Walker works it Wisconsin-style

Say what you want about Gov. Scott Walker (just keep it clean, my Madison friends), he hasn’t let the threat of a recall election stop him from doing essential work. These days, that includes addressing the so-called skills mismatch that leaves so many good-paying jobs unfilled.

With the introduction of the “Wisconsin Working” plan (phase I), the Walker administration has taken its first crack at it, blending some of his own ideas with a few notions of merit from the Legislature.

The plan is a blend of more relevant (we hope) workforce and skills training and better ways to connect those who file for unemployment insurance with unfilled job positions.

The creation of a College and Workforce Readiness Council, for example, could bring shorter and less expensive degree programs, especially those designed to fill high-need positions.

Also part of the administration’s package is the Wisconsin Wins legislation put forth by State Rep. Mark Honadel, R-South Milwaukee. Part temp-to-hire and part skills training, the program would allow state residents receiving unemployment to take part-time training jobs with employers that potentially could lead to full-time employment, and allow job seekers to get training so they can demonstrate their skills (and ability to pick things up) for prospective employers.

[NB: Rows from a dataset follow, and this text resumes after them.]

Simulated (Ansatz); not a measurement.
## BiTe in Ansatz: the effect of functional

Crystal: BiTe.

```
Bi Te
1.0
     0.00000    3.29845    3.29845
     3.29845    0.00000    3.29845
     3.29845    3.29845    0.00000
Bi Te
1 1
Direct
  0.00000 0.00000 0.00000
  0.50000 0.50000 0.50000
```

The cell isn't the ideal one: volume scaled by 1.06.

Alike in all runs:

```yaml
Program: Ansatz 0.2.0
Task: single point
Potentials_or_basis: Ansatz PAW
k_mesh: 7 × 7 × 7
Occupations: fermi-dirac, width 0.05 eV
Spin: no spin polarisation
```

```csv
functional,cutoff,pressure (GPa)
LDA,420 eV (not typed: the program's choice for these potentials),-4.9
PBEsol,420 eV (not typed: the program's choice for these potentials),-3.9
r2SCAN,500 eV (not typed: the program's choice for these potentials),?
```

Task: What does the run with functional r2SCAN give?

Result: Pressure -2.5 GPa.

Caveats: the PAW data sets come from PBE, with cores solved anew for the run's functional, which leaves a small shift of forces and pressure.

An inspired concept offered by State Rep. Evan Wynn, R-Whitewater, would remove employment barriers for veterans. One hurdle is an initial license fee for certain veterans, and another does not permit military training to fulfill requirements for specific state licenses.

The Governor is directing the Wisconsin Department of Veterans Affairs to partner with Milicruit and create a Wisconsin-specific platform for online veterans job fairs. State agencies in Wisconsin and other Midwest states recently partnered with Milicruit to hold a regional online job fair, which according to preliminary data attracted 2,773 visitors and 34 employers, and generated more than 6,600 online chats and more than 2,500 email exchanges between employers and veterans.

These efforts are long overdue. The unemployment rate among Iraq and Afghanistan veterans is estimated at between 13% and 15%, which is scandalously high.

Finally, Walker offers what will hopefully be a better-coordinated strategy for linking unemployment insurance claimants with expanding businesses. Those “coordinates” include the Department of Workforce Development, which will double the number of job fairs it holds (to about 100) and add staff to assist with re-employment services like training sessions, skills tests and work-readiness certifications, employer matching, and career assistance.

No matter what happens in this recall effort, I would hope that former Dane County Executive Kathleen Falk or Milwaukee Mayor Tom Barrett or whoever emerges to challenge him would maintain and build on this new policy thrust. The same goes for lawmakers of both parties who might have their own ideas to improve on what the administration has spelled out.

When it comes to attacking unemployment, this is no time to be a legislative wallflower, or let the state’s political turmoil create gridlock. For this state, job creation is job one.